In Othello, Shakespeare allows us to see where we stand: Iago is the villain and Othello is the hero. It is certainly a tragedy when Othello murders his innocent wife, and we easily recognize that Iago is one of the most evil characters created—critic Harold Bloom compares him to John Milton’s Satan. Our moral universe is recognizable here.

But in most of Shakespeare’s plays, a moral reading is much less certain. Hamlet’s uncle is guilty, but we have trouble believing that this justifies Hamlet taking revenge. Further, Hamlet commits atrocities against more men than his uncle, but much of the audience still cheers for him even after watching him sin. Did Shakespeare intend this?

Such ambivalence permeates Julius Caesar as well. We begin by assuming that Brutus is the villain, but he is not a villain in the mold of Iago. There are moments when he convinces us (as he seeks to convince himself) that his rebellion is justified. Nor is Julius Caesar a sympathetic hero—it is easy to understand why he is viewed as a tyrant. Even Mark Antony resists an easy characterization as the hero.

What are we to make of all this? For many Christians, the preceding paragraphs summarize the reason they resist reading Shakespeare. If he was so morally ambiguous, he must be suspect. Plays without clear-cut heroes and villains must reflect some sort of latent moral relativism in the author.

It’s certainly possible that Shakespeare was a moral relativist, but the moral ambiguity of his plays should make them more, rather than less, appealing to Christians. While real life occasionally provides examples of clear-cut ethical decisions (whether or not the men on board the Titanic should allow women and children into the lifeboats first, for example), more often than not our ethical quandaries are much more murky. Should I share the gospel with my aunt and uncle again, or should I shut my mouth and listen to their problems? Should I encourage my daughter to continue in gymnastics even though it means practicing three hours each day?

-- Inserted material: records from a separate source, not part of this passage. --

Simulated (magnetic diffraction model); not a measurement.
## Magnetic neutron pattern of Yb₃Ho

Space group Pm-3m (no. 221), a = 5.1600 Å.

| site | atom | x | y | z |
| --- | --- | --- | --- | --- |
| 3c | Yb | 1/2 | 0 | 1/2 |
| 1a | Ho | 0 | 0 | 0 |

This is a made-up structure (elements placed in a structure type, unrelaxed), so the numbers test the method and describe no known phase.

There are real answers to these questions, but they are not easily apprehended. We require clear guidance from the Holy Spirit when we consider them, whereas our conscience tells us immediately how we should behave on board the Titanic. Shakespeare, the consummate artist, can lead us into the more subtle quandaries while wisely resisting the temptation to provide easy answers. Right and wrong are manifested in Julius Caesar, but recognizing them in each instance requires our full attention.